Indiana Historical Society Celebrates Contributions of Hoosier Women
The Indiana Historical Society (IHS) invites guests to
celebrate the contributions of Hoosier women — both past and present — with its
new exhibit, “Be Heard: Women’s Voices in Indiana.” The exhibit is now on
display through April 18 at the Eugene and Marilyn Glick Indiana History
Center, located at 450 W. Ohio St. in downtown Indianapolis.
With just under 3.4 million women living in Indiana, it’s fair to say women have been and still are an integral part of the state’s defining moments. Over the last century, women have made significant advances toward gender equality in economics, education, health care, politics and more.
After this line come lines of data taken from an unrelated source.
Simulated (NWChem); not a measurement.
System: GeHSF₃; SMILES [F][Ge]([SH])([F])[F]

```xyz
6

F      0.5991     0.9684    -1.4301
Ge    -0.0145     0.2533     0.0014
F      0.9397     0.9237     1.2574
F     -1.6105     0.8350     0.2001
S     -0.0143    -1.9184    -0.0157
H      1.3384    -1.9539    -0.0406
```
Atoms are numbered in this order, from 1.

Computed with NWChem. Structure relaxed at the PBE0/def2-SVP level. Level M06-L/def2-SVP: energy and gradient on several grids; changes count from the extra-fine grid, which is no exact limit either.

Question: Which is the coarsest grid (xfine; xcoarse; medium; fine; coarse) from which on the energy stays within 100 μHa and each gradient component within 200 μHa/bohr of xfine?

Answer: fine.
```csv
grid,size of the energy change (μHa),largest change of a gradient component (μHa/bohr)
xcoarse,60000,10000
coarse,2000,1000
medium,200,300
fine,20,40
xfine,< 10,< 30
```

“Be Heard: Women’s Voices in Indiana” features the stories of women in the state over time, from Civil War nurse Lovina Streight and architect Avriel Shull to Roselyn Richardson, an active participant in the fight to desegregate Indianapolis Schools, and Chief Frances Dunnagan of the Miami Nation of Indians of Indiana.
Guests can tour the exhibit in the Rosemary McKee Lanham Gallery on the fourth floor of the History Center from 10 a.m. to 5 p.m., Tuesdays through Saturdays. “Be Heard: Women’s Voices in Indiana” is included with admission to the Indiana Experience, which is $13 for adults, $12 for seniors and $5 for children (ages 5 to 17). IHS members and children younger than five receive free admission.
Visitors also have the chance to tour the exhibit when IHS hosts two programs on Saturday, Feb 8, that mark the centennial of women’s suffrage. The first, Women’s Suffrage and You: Girl Scout Workshop, takes place from 10 a.m. to 12:30 p.m. The event, supported by Women4Change and Girl Scouts of Central Indiana, will help Girl Scout Cadettes, Ambassadors and Seniors earn badges by learning about the Hoosier women who helped get the 19th Amendment passed and building a campaign that explores how to enact legislative change.
Then from 1:30-3 p.m., IHS will host Determined to Rise: Ladies and Liquor, a conversation about the connections between women’s suffrage and prohibition. This event is presented in partnership with the National Women’s History Museum, whose series of lively discussions across the country looks at the achievements and limitations of women gaining the right to vote.
Together, these offerings just scratch the surface of the contributions of women in Indiana. IHS has more than 400 collections on women’s history available in its archives, which can be viewed in the History Center’s William H. Smith Memorial Library. The library is free and open to the public during the History Center’s regular operating hours.